Missed the edit, but there is also precedent of corrupt federal officials facilitating a murder in the Bulger case: FBI agents tipped off Bulger about an informant against him so that Bulger could murder the man before he was able to enter the witness protection program.

It’s the possible corruption that concerns me the most. It needs to be thoroughly investigated.

The Bulger killing won’t be the only criminal activity they’ve been involved with. Getting in bed with the mob opens up the possibility of other organized crime within the prison system.

Nothing is conclusively known yet. An investigation is a logical first step.

Maybe his prison transfer into the arms of a known mob hit man was just a coincidence. I find that very hard to swallow, but stranger things happen every day.

Any man’s death diminishes me, yes, but sometimes imperceptibly.

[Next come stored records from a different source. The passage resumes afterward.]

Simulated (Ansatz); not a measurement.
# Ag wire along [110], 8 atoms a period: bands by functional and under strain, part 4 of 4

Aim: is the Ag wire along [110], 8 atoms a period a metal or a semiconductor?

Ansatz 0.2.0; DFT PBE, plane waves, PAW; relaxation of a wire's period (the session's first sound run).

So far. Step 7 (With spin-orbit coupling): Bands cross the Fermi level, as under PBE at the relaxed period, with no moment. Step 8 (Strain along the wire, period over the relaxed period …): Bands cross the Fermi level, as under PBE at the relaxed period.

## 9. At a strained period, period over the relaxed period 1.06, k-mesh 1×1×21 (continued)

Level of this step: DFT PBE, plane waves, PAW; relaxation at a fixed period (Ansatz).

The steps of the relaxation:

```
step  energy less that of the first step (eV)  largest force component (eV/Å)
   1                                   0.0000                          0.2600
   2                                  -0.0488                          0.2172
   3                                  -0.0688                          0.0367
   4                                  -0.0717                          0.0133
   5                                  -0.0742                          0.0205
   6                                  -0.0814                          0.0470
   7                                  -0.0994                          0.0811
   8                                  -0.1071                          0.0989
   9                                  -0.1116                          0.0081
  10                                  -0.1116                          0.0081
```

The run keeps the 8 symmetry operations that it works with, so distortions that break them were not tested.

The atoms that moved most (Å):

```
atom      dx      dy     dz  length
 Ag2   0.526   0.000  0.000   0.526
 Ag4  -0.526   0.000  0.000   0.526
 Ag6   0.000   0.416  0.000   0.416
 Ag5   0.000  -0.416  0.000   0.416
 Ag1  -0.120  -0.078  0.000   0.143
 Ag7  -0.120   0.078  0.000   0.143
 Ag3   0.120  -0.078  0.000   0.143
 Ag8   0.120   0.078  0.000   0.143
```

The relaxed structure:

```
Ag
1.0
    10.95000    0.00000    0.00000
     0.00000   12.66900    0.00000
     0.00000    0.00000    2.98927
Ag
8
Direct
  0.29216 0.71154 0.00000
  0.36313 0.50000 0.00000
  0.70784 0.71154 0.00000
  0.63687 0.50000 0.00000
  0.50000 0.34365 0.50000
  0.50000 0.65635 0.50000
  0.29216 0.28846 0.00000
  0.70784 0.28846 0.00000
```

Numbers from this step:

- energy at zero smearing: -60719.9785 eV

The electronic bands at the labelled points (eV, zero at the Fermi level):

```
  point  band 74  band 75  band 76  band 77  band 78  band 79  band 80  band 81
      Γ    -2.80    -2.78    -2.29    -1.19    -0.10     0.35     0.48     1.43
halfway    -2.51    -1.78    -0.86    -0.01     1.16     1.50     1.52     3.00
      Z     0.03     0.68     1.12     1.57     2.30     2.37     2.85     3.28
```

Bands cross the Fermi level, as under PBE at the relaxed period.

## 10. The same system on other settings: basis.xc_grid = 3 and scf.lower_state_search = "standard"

Reportedly the same FBI who couldn’t find him for decades will now be investigating his death.

Wait, you’re suggesting that organized crime might be found within the prison system? Let’s not go overboard with the wacky conspiracy theories!

I think this death actually added to me.

So do you favor prison officials having the power to place any prisoner into solitary confinement at will for as long as they want? Or do you feel there should be procedures regulating who gets placed in solitary confinement and how long they remain there?

Because the latter case is how it works. You can’t just arbitrarily put somebody into some special status like solitary confinement or protective custody or administrative segregation or special housing (all of which are distinct categories, each with their own set of procedures - and that only covers one state) because you have a feeling. You have to be able to identify a specific reason which shows this particular individual is in some specific danger at this time. And the prisoner has the right to challenge the decision and ask to be placed back into general population.

Was he left without supervision? Because around here, the sanctioned hits against informers are usually done when the guard has left his post.

Around here, ordinary murders, where one violent crim with poor anger management kills someone you’ve never heard of, normally happen almost immediately after the argument.

Three associates killing somebody doesn’t sound like normal prison violence, but I’ll only call corruption when I hear that the guard had left his post or that a ‘mistake’ was made about inmate contact.

If that’s what happened, an arranged, premeditated murder, even of this shitstain, it’s as bad as anything he did. Not saying it isn’t justice for a murderer to get murdered, but he still didn’t get sentenced to death by our courts, acting in our names. Whoever decided to have him killed is just as much of a shitstain as he was.

That’s the issue I have with capital punishment in general - no matter how much the convict deserves it, in any way you choose to think about it, it makes us murderers too.

Whitey Bulger was a very high profile prisoner who was known to have informed against the Mafia. For reasons that have still not been explained, he was transferred from a prison in Florida to the prison in West Virginia and was beaten to death within hours of his arrival. The state failed spectacularly in its duty to imprison Bulger and it is important that we understand why, was it corruption or a gross incompetence?

Four years later they finally get around to indicting 3 people:

actually, I was told if I found myself in jail/prison and needed a quick weapon use fruit in a sock or bag … (oranges seemed to be preferred)becuase it doesn’t leave marks and cant be traced

Both of those are good ideas though, just grab something from the pantry in your cell.

Never bring an orange to a lock fight.

Here is the report:

I’m hoping Whitey left clues, in the form of cleverly-devised notes.
No one will be able to decipher them at first, and rumor is that they just lead to the next clue. The result will be multiple cross-country high-speed chases, and the ensuing scavenger hunt will look a lot like Rat Race or It’s a Mad Mad Mad Mad World.

Most forensic pathologists can detect the lingering citrus odor at autopsy.

I’ve always loved the “magic thinking” where there are ways to literally beat a man to death without making a mark on him.

I just pissed myself laughing.

“Either this man was murdered or somebody had carne asada for lunch.”